Award-winning Cree writer and teacher Darrel J. McLeod has died at the age of 67.
Corina Eberle, Mcleod's publicist at Douglas & McIntyre, says he died Thursday, adding his death was "sudden and unexpected."
McLeod's debut memoir "Mamaskatch: A Cree Coming of Age" won the Governor General's Literary Award for non-fiction in 2018, when the jury praised his writing as "lyrical and gritty, raw and vulnerable."
The Sooke, B.C.-based writer spent the first part of his career in education, working as a teacher and school principal.
He went on to serve as the executive director of education and international affairs at the Assembly of First Nations, and chief negotiator of land claims for the federal government.
His writing was widely praised, and his second book, “Peyakow: Reclaiming Cree Dignity, A Memoir,” was shortlisted for the Hilary Weston Writers’ Trust Prize for Nonfiction in 2021.
His first novel, "A Season in Chezgh'un," was published last year.
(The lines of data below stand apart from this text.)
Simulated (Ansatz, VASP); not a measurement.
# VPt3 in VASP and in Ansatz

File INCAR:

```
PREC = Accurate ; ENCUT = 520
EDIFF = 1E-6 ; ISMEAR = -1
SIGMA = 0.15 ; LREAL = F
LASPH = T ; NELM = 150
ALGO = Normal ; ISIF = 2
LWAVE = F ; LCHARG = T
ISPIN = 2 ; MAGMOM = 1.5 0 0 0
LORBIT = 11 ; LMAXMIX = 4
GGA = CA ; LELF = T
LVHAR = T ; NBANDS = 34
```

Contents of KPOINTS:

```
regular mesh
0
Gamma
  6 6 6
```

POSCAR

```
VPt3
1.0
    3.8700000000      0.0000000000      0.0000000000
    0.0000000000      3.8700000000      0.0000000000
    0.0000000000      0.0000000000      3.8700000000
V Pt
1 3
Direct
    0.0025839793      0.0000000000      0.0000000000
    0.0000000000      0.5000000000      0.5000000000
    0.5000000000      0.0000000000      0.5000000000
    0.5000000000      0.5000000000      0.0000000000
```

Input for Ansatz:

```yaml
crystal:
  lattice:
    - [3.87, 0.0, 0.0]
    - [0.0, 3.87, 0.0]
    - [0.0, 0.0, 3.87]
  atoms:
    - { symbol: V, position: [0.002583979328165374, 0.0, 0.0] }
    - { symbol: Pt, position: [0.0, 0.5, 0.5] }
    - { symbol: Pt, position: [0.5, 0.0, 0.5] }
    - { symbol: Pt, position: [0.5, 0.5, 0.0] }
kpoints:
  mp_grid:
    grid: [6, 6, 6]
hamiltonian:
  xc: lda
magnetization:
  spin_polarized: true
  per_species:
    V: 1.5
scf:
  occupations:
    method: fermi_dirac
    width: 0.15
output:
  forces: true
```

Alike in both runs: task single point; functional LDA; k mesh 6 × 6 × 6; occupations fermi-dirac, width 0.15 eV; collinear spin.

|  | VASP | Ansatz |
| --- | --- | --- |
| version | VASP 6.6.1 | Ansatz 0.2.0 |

"I've worked with a lot of authors, he is possibly the most compassionate, resilient, humane, curious both intellectually and personally... I've had the pleasure to both work with as an author and to meet as a human," Eberle said in a phone interview.
"Not All authors become friends by any stretch of the imagination, but it was impossible not to become a friend with Darrel."